Ambassador Mohammad Badr Al-Din Zayed, assistant foreign minister for neighbouring countries’ affairs, is the top Egyptian official dealing with Libya. I met him in his office in the ministry, following his return from Libya.
During our conversation, the ambassador explained that four conferences were held on Libya. The first was a preparatory meeting, held on the sidelines of the Non-Aligned Movement conference in Algeria. The second was a coordinating meeting held in Malabo, the capital of Equatorial Guinea, on the sidelines of the African Summit. Then countries neighbouring Libya held a meeting in Hammamet town in Tunisia.
In the latter meeting, two things were decided. One was to form a security working team, with Algeria acting as coordinator. The other was to form a political working team, Egypt as coordinator.
Then a meeting was held in Cairo on 25 August. At the meeting, Egypt proposed a major strategy for Libya, which was adopted and developed into an initiative by Libya’s neighbouring countries.
This initiative was submitted to the UN Security Council and concerned international organisations. To this day, Zayed told me, this remains the only international initiative formulated on Libya.
“So far, there is no initiative but that of the neighbouring countries. The new UN envoy, Bernardino Leon, spoke about ideas, but not a comprehensive vision. He talked about a ceasefire, then about a dialogue comprising Libyan parties that reject violence. All of which are elements of the Egyptian initiative. So the only proposal that is complete so far, although it will take time to implement, is the initiative I am telling you about,” he said.
A fifth meeting is planned in Khartoum, but no date has been set. Meanwhile, communication with the Libyans continues.
Last Sunday, Zayed went to Tobruk with a delegation from neighbouring countries and met the speaker of the Libyan parliament. “We made it clear that we supported the legitimate institutions in Libya,” he said.
“We must rely on the Libyan parliament and support it, for it is the only legitimate institution in the country. This parliament is elected by the people and there are no real legitimate institutions beside it,” Zayed remarked.
When I pointed out that there is a rival parliament and government in Misrata, the ambassador scoffed at the idea.
“This is a worthless suggestion, and doesn’t make any sense. Can you, for example, recognise a government representing the regime of Colonel Gaddafi? It’s the same thing. This is unacceptable. The mandate of the Libyan General National Congress ended in February. How can it still be a player?” he asked.

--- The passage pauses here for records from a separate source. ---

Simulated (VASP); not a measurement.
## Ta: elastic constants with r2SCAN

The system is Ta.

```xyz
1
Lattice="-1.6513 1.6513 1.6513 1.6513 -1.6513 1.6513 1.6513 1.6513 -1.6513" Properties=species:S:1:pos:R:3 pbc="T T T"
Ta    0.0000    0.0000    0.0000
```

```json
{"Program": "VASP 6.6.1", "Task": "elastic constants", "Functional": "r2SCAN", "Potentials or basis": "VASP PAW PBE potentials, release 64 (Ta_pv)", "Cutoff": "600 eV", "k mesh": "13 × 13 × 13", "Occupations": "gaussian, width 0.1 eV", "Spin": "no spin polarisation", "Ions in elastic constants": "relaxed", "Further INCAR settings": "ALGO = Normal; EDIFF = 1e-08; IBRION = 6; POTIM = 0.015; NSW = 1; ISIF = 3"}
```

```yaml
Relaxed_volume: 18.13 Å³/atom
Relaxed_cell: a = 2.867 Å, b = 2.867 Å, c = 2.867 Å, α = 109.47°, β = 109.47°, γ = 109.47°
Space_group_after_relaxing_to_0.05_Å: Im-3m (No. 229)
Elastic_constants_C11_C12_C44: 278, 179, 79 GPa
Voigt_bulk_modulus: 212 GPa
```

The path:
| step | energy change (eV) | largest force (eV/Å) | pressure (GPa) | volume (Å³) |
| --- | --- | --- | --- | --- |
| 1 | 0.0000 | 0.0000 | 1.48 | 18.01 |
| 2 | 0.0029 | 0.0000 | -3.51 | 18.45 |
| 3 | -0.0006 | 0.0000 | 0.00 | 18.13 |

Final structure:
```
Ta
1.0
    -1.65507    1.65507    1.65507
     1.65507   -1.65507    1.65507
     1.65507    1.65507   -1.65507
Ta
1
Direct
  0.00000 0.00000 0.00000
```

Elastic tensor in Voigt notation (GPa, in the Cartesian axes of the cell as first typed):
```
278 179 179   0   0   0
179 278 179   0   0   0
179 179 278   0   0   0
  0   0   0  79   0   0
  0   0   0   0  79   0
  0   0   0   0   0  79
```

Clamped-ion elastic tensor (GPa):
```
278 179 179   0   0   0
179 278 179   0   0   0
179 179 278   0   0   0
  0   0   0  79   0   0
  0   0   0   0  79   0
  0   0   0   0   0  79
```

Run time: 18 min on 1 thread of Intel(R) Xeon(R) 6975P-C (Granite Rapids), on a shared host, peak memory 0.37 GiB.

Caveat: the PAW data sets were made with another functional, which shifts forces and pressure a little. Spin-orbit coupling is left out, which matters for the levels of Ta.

Libyan officials have accused Arab countries of fomenting trouble in their country. Prime Minister-designate Abdullah Al-Thinni specifically mentioned Qatar.
Zayed agrees with this assessment, although he refrained from pinpointing any country in particular.
“Unfortunately, there are regional parties — let’s not say Arab countries, for some may be Arab or not — involved in supporting extremists groups ... without care for the future of the Libyan people,” he said.
So why is action not taken against those “parties”, I asked.
“The whole world knows them, and in our international and regional contacts, almost all the countries in the world fully know that these specific parties are playing these roles, and yet no measure has been taken yet. But nothing lasts forever, and international measures may be taken against these countries that impede the restoration of normalcy to Libya.
Whose fault is it that Libya is falling apart, I asked.
“All those who fought in Libya to bring down the regime without contributing to the restoration of normal life and without helping with reconstruction, without propelling Libya down the road to stability and institution building, they are under great international responsibility.”
The Egyptian diplomat, picking his words with care, added: “We hope that at a future stage all the countries of the world will take part in proposing an objective formula for ending the suffering in Libya.”
But, I asked, does Egypt have a strategy for restoring stability and building institutions in Libya?
“Yes, Egypt has a comprehensive strategy for dealing with Libya. But it is running into snags placed by some of the parties trying to undermine stability in the country. But Egypt is relying on the fact that the Libyan people have a say in the matter ... I personally believe that the Libyan people have the ability to change the current equation.
“We must take into account that there are strong bonds between the [Egyptian and Libyan] peoples. Figures show that a large proportion of Libyans are married into and related to families in Egypt. There are Egyptian tribes living all along the borders,” Zayed said.
Does Washington agree with our views?
“As in any foreign policy matter, there is not complete agreement in the views of various countries regarding Libya. The Egyptian position is unchanging, and I will state it clearly: support legitimacy, stop violence, fight terror, and dry up the sources of terror. Those who agree with us in this vision about the future and security of Libya are 100 per cent with us. And those who deviate from these principles, or don’t support them sufficiently, have a position that is obviously different from ours,” Zayed said.
“Egyptian diplomacy will continue and Egypt will keep exerting itself to implement the initiative, because its aim is clear, which is to save the Libyan people.”
Are the Islamists in Libya cooperating with the Egyptian strategy, or opposing it, I asked.
“We are not talking about any party now. What matters to us are the interests of the Libyan people,” Zayed said.